Coping with the climate crisis is the greatest challenge we face as a species. We know the main task is to reduce our emissions as rapidly as possible to minimise the harm to the world's population now and for generations to come. What on earth can philosophy offer us?
In this compelling account of a problem we think we know inside out, the philosopher Graham Parkes outlines the climatic predicament we are in and how we got here, and explains how we can think about it anew by considering the relevant history, science, economics, politics and, for the first time, the philosophies underpinning them. Introducing the reality of global warming and its increasingly dire consequences, he identifies the immediate obstructions to coping with the problem, outlines the libertarian ideology behind them and shows how they can be circumvented.
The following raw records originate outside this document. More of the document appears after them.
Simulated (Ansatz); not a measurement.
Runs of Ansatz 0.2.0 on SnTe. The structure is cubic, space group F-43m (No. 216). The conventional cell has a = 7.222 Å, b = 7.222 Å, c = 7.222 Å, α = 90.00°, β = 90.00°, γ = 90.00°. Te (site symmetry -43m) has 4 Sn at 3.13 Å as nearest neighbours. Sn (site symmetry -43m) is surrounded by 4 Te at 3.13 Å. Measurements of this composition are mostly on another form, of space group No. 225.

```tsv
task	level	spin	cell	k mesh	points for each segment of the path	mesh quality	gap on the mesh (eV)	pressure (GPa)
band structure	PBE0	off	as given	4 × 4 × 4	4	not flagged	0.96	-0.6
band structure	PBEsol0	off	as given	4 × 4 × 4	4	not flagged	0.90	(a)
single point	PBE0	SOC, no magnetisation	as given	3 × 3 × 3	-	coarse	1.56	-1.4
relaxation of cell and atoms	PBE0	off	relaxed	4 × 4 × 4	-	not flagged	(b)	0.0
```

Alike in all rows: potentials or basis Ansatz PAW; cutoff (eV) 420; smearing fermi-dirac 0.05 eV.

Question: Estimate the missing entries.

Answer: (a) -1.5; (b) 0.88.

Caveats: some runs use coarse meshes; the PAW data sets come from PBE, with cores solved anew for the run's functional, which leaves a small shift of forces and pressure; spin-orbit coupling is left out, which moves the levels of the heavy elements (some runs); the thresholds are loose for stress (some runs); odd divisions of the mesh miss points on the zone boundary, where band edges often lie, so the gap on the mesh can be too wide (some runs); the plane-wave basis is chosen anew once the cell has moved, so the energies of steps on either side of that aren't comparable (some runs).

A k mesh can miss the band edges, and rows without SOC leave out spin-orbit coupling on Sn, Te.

Drawing on the wisdom of the ancients in both the East-Asian and Western traditions (as embodied in such figures as Confucius, Laozi, Zhuangzi, Dogen, Plato, Epicurus, Marcus Aurelius and Nietzsche), Parkes shows how a greater awareness of non-Western philosophies, and especially the Confucian political philosophy advocated by China, can help us deal effectively with climate change and thrive in a greener future. If some dominant Western philosophical ideas and their instantiation in politics and modern technology got us into our current crisis, Parkes demonstrates persuasively that expanding our philosophical horizons will surely help get us out.
About the Author
Graham Parkes is Professorial Research Fellow in Philosophy at the University of Vienna, Austria. For over thirty years he has taught environmental philosophies and Asian and comparative thought at UC Santa Cruz, the University of Hawaii, and universities in China, Japan, and Europe. He is the editor of Nietzsche and Asian Thought (1991) and author of Composing the Soul: Reaches of Nietzsche's Psychology (1994).